I have written a function which evaluates the Laplace approximate marginal likelihood of complex mixed models. The implementation uses sparse matrices with Eigen/RcppEigen, and the C++ autodiff library. It is available by installing the development version of the galamm
package using the code in the line below. The installation requires compilation of C++ code, but the package passes R CMD check
, so it should be easy to install for anyone with R set up for building packages.
remotes::install_github("LCBC-UiO/galamm",
ref = "7b0b521bb6a9aeb2c93da39dc7a07fef61d81211")
In the package I have a function marginal_likelihood
which evaluates the marginal likelihood of the model at given values of the parameters. The function returns a list containing two elements: (1) the deviance of the model, and (2) the gradient with respect to the parameters.

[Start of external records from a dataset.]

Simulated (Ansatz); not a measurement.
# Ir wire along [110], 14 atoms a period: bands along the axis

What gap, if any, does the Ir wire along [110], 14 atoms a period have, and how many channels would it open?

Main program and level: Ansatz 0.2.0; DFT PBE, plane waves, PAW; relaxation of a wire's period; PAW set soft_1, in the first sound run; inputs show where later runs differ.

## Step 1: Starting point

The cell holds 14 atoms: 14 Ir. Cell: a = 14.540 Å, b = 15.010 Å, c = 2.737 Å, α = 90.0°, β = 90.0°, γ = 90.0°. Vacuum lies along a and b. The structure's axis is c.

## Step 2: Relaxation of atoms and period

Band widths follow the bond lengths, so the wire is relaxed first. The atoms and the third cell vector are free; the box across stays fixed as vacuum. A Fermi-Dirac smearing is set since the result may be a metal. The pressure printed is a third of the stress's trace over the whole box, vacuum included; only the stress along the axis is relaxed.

Although the function is intended for latent variable models used in psychometrics, for the purpose of this question it is sufficient to use a linear mixed model. In the code directly below, I confirm that the deviance is identical to the computed by lme4::lmer
, using an example problem for lme4
. It should also be clear the marginal_likelihood
is intended to be a low-level function, not directly exposed to users.
library(lme4)
#> Loading required package: Matrix
library(galamm)
# Fit a linear mixed model using lme4's modular fitting functions
lmod <- lFormula(Reaction ~ Days + (Days|Subject), sleepstudy, REML = FALSE)
devfun <- do.call(mkLmerDevfun, lmod)
opt <- optimizeLmer(devfun)
mod1 <- mkMerMod(environment(devfun), opt, lmod$reTrms, fr = lmod$fr)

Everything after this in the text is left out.